Someone might object that the Palestinian events mentioned here as guarded by the Time Patrol are those of 69-70 AD, not of three or four decades earlier. However, surely that entire century is a single process: the origins of Christianity and of rabbinical Judaism? In 100 AD, a council of rabbis defined and closed their scriptural canon in order to differentiate it from the growing rival Christian canon. (I want a new paragraph here but the New Blogger is being downright peculiar.) Also, this first century AD is not the historical turning point. A few centuries earlier in the Axial Age:
in Palestine, Elijah and Elisha;
in Greece, Socrates, Plato and Aristotle;
in India, the Buddha, Mahavira and the Upanishadic rishis;
in China, Confucius and Lao Tzu;
in Persia, Zoroaster (depending on his uncertain dates).
Everard visits Persia in 542 BC. When he is in Tyre in the time of Solomon, mention is made of the later King Ahab who will clash with Elijah.
The Time Patrol must protect many periods, including 1-100 AD and also the earlier Axial Age.
3 comments:
Kaor, Paul!
I'm dubious about "axial ages," because it's too broad and open ended. The Time Patrol's habit of dividing eras to be guarded into shorter "milieus" makes more sense.

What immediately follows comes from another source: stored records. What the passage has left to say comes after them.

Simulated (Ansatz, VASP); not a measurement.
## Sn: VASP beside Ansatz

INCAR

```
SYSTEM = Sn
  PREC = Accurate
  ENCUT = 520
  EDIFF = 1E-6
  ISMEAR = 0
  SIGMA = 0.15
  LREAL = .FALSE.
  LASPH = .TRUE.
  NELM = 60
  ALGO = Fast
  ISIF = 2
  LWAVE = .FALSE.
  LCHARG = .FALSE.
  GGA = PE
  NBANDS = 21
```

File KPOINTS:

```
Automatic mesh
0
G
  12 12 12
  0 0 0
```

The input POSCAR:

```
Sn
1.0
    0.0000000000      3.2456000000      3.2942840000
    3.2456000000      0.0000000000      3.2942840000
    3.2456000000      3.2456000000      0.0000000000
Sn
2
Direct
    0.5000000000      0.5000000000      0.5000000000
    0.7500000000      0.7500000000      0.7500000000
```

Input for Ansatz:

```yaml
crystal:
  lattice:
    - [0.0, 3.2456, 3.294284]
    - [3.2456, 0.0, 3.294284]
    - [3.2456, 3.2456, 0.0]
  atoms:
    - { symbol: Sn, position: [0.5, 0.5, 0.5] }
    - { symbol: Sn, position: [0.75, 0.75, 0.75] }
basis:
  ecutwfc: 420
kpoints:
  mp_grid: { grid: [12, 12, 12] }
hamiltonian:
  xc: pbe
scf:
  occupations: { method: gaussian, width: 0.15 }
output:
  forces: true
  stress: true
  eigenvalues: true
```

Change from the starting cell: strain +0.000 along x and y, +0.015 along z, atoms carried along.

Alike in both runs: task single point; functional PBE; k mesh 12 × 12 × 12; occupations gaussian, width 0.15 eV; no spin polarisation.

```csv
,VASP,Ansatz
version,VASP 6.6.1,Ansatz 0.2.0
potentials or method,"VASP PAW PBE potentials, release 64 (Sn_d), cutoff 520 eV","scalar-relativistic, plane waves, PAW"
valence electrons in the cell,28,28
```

And not just Elijah and Elisha, important as they were for Judaism, but also the writing prophets we started seeing with Amos and Hosea.
Ad astra! Sean
Sean,
Amos and Hosea were in that period as well? It was one hell of a period.
Paul.
Kaor, Paul!
Well, Amos and Hosea prophesied after Elijah and Elisha, during the reign of Jeroboam II of Israel. Yes, those centuries were dramatically important!